HubSpot / draft-convert

Extensibly serialize & deserialize Draft.js ContentState with HTML.
Apache License 2.0
483 stars 94 forks source link

Fix double escaping of entities #92

Open amannn opened 7 years ago

amannn commented 7 years ago

Fixes #47.

The double escaping occurs, because there's a call to encodeBlock at the beginning followed by a call to renderToStaticMarkup if a element is provided that has children.

So basically there are two options to fix this:

  1. Only escape text that is not passed to to a renderToStaticMarkup call.
  2. Unescape the resulting markup from renderToStaticMarkup.

To me the first option would have been a bit cleaner, but surfaced some issues for me:

So a proper way to go with the first option might have led to a bigger change to the code base which I wanted to avoid. Therefore I went for the second option, which seems to work pretty well. The unescape helper is pretty small (1.2K minified, non-gzipped) so I hope this is ok for you.

I encountered this bug recently, so I thought I'll provide a fix for it. Let me know what you think! 🙂

benbriggs commented 7 years ago

Thank you for the thoughtful PR and description! I think in general we're going to need to do something like this. My main concern is how this affects the the rest of the HTML output such as attributes. For example, in one of your tests if you added an attribute like this (either intentionally or via malicious user input):

const Link = ({ children }) => <a href="&quot;&gt;&lt;/a&gt;&lt;script&gt;alert(&quot;hi&quot;)&lt;/script&gt;&lt;a style=&quot;">{children}</a>;

this would get unescaped out to be regular HTML characters:

<a href=""></a><script>alert("hi")</script><a style="">Led Zeppelin - Since I&#x27;ve Been Loving You</a>

I'm not quite sure how to get around this outside of re-parsing the HTML to DOM elements and doing the unescaping on each text node. I imagine there'd be a performance hit with that strategy. Does this make sense?

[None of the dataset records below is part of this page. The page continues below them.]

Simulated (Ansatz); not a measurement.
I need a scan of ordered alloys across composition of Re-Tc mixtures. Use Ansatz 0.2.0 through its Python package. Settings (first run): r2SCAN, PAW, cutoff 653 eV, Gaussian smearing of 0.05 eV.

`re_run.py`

amannn commented 7 years ago

Thanks for the quick reply!

Oh, you're right – that's indeed an issue. Hmm, I think your proposed solution would work, but as you mentioned this could decrease performance a bit and potentially also increase complexity for a rather edge case I guess.

Is there from your perspective a good way of only escaping text that doesn't get passed to a renderToStaticMarkup call (solution 1 from above)?